Appellees' treatment of this issue and appellant's arguments is rather cursory. Appellee's position is that appellant is healthy and has the ability to respond to the judgment; that appellant is the owner of a contract of insurance which requires payment of attorney's fees and the owner of "a possible action against his insurance company for the failure of the company to settle within policy limits." Along these same lines appellees also contend that they are not bound by appellant's statement of his asset position and that the collectibility of any given judgment is not a relevant factor in the trial court's determination of attorney's fees.[20]

Appellees also argue that the case was complex; that liability was at issue; and that the question of whether the insurance carrier attempted settlement in good faith is not properly an issue in this appeal.

The bulk of these arguments were advanced prior to the trial judge's determination of attorney's fees. In ruling on the question of attorney's fees, the trial court said in part:

[T]he Rule says that the Court using the Rule adhere to it, unless it is manifestly unfair * * * and I don't believe so in this particular case. * * * And accordingly, *465 the Court has * * * entered its judgment on the verdict in this cause * * * fixing attorney's fees in the amount of $32,126.17. * * *

We hold that the trial court did not abuse the broad discretion with which it is vested in concluding to adhere to Civ. R. 82(a) (1)'s schedule in a case where the prevailing parties have recovered money judgments. Civil Rule 82(a) (1) provides: "Unless the court, in its discretion, otherwise directs, the following schedule of attorney's fees will be adhered to in fixing such fees for the party recovering any money judgment * * *." Although we might differ with the trial judge as to the manner in which Civ.R. 82(a) should have been applied under the circumstances of this case, the rule requires the trial judge to follow the fee schedule unless he, in his discretion, chooses not to adhere to it. With such determinations we are "reluctant to interfere" and in this case have concluded not to set aside the trial court's award of attorney's fees.

In reaching this conclusion we reaffirm what we said in Preferred Gen. Agency, Inc. v. Raffetto,[21] namely, that:

The purpose of Civil Rule 82 in providing for the allowance of attorney's fees is to partially compensate a prevailing party for the costs to which he has been put in the litigation in which he was involved. The rule was not designed to be used capriciously or arbitrarily, or as a vehicle for accomplishing any purpose other than providing compensation where it is justified.

The arguments now advanced by appellant in this appeal were considered by the trial court in reaching its conclusion to follow the fee schedule.[22]

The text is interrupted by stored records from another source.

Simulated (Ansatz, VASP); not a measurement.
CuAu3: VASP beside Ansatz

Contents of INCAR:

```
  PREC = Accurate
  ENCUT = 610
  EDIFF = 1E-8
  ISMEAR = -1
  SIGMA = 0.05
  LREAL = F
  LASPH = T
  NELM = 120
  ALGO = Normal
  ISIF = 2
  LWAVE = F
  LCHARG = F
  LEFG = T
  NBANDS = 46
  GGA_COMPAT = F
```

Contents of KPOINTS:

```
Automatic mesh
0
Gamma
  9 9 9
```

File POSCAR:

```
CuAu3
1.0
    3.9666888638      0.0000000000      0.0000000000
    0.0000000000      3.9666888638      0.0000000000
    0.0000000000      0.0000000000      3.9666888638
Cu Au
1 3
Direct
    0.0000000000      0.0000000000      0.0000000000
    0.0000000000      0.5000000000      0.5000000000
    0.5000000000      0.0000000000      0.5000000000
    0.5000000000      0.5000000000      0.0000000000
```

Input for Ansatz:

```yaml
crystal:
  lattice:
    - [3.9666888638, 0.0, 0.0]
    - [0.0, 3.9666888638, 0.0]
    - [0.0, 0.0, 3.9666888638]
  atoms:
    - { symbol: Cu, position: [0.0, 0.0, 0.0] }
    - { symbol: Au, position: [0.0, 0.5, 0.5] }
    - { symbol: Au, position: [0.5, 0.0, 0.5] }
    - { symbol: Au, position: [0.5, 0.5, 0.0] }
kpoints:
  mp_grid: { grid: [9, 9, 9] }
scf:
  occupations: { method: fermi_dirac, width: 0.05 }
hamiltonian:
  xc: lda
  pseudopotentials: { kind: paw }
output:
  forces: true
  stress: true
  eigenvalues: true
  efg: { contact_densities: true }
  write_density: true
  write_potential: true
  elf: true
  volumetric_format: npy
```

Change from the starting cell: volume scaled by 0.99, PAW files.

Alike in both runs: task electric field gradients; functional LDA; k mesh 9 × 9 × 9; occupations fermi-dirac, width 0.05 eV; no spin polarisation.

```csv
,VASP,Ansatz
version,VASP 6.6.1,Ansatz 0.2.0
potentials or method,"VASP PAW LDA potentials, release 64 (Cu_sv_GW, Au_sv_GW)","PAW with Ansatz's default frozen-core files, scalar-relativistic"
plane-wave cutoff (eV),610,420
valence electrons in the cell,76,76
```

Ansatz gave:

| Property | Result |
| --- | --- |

Whether the money judgment in this case was an accurate criteria for determining attorney's fees and whether the circumstances justified an award of such compensation to appellees are all matters which are left to the trial judge for decision under the rule. In light of the record in this case and considering the character of the litigation, the amount of recovery and the length of trial, we are not convinced that the trial court's adherence to the schedule was an abuse of discretion.

Affirmed.

NOTES

[1] La Fave v. Dimond, 46 Cal. 2d 868, 299 P.2d 858, 859, 60 A.L.R.2d 939 (1956); 20 Am.Jur.2d Costs § 72, at 58.

[2] Act of Congress of June 6, 1900, 31 Stat. 415-418.

[3] Statute cited note 2 supra. This statute was subsequently codified in Carter Code, Part IV, § 509 (1900); § 1341 CLA (1913); § 4061 CLA (1933); and § 55-11-51 ACLA (1949); see also SLA 1923, ch. 38, § 1 which amended § 1345 CLA (1913) to read in part:

A party entitled to costs shall also be allowed * * * a reasonable attorneys' fee to be fixed by the court. This section of the code of civil procedure was subsequently codified as §§ 4065, 4066 CLA (1933) and § 55-11-55 ACLA (1949), which together with § 55-11-51 ACLA (1949) is now the subject matter of Civ.R. 54(d) and Civ.R. 82.

[4] 75 F.2d 692, 696 (9th Cir.1935).

[5] See § 1345 CLA (1913) as amended SLA 1923, Ch. 38, § 1; subsequently § 55-11-55.

[6] Civil Rule 93 and AS 09.60.010 which provides:

Except as otherwise provided by statute, the supreme court shall determine by rule or order what costs, if any, including attorney fees, shall be allowed the prevailing party in any case.

[7] 362 P.2d 1068, 1070-1071 (Alaska 1961).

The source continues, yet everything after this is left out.